He took part in the trials for sedition at Edinburgh in 1793 (see Howell, State Trials, 1817, xxiii. 11 et seq.), and died of cholera at Murrayfield on 16 March 1795.

He married, on 15 March 1773, Katherine, daughter of Sir Alexander Lindsay of Evelick, Perthshire, bart., by whom he had, with other issue, Sir John Archibald Murray, lord Murray [q. v.] Henderland was joint clerk of the pipe in the court of exchequer, an office which, through the influence of Lord Melville, was subsequently conferred on his two sons. His 'Disputatio Juridica . . . de Divortiis et Repudiis,' &c., was published in 1758 (Edinburgh, 4to).

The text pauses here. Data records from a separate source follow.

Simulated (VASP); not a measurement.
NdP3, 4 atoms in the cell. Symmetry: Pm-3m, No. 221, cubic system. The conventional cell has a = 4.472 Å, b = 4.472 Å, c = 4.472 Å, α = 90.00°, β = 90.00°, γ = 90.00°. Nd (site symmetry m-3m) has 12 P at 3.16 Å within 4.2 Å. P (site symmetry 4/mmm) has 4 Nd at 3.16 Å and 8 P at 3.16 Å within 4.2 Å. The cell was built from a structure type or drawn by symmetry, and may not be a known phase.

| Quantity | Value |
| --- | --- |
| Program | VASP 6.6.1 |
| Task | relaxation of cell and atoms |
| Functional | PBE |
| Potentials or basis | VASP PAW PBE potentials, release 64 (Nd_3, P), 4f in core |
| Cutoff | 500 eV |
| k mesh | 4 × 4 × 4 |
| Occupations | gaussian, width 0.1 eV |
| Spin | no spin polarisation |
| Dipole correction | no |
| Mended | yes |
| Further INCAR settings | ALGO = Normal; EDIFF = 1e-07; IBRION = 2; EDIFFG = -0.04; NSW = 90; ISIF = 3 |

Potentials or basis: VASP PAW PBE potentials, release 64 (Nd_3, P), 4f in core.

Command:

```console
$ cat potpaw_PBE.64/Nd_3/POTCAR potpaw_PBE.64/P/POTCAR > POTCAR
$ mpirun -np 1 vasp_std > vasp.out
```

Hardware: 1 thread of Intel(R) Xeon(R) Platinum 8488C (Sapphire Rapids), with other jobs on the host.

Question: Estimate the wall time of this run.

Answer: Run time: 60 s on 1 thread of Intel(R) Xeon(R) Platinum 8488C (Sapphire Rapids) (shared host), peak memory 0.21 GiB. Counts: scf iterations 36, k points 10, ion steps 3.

There is a small etching of Henderland in Kay's ' Original Portraits,' vol. i. (No. 99).

[Brunton and Haig's Senators of the College of Justice, 1832, p. 537; Kay's Original Portraits and Caricature Etchings, 1877, i. 243-4, 302, 307, 418, ii. 90, 346; Grant's Old and New Edinburgh, ii. 81, 255, 270, iii. 103-4; Foster's Members of Parliament, Scotland, 1882, p. 262; Burke's Landed Gentry; Scots Mag. xxiii. 224, xxvii. 448, xxxv. 222, lvii. 206.]

G. F. R. B.

MURRAY, ALEXANDER, D.D. (1775–1813), linguist, was born on 22 Oct. 1775 at Dunkitterick, Kirkcudbrightshire, where his father was a shepherd. Up to 1792 he had little more than thirteen months of school education, but he had learnt the alphabet in a crude way from his father, and by his own efforts he had mastered English and the rudiments of Latin, Greek, and Hebrew, knew something of French and German, and had begun the study of Abyssinian. Meanwhile he had been engaged, partly as a shepherd and partly as a tutor to children remote from school like himself, and the small funds accruing from these sources helped his literary needs. He translated Drackenburg's German lectures on Roman authors, and when he visited Dumfries with his version in 1794, after unsuccessfully offering it to two separate publishers, he met Burns, who gave him wise advice (autobiographical sketch prefixed to History of European Languages). The father of Robert Heron (1764-1807) [q. v.] lent him useful books, and James M'Harg, a literary pedlar from Edinburgh, proposed that Murray should visit the university authorities. His parish minister, J. G. Maitland of Minnigaff, gave him an introductory letter to Principal Baird, which led to an examination, in which Murray agreeably surprised his examiners by his knowledge of Homer, Horace, the Hebrew psalms, and French. Admitted to Edinburgh University as a deserving student, he won his way by class distinctions and the help of private teaching. Lord Cockburn remembered him as a fellow-student, 'a little shivering creature, gentle, studious, timid, and reserved' (Memorials of his Time, p. 276). He completed a brilliant career by becoming a licentiate of the church of Scotland.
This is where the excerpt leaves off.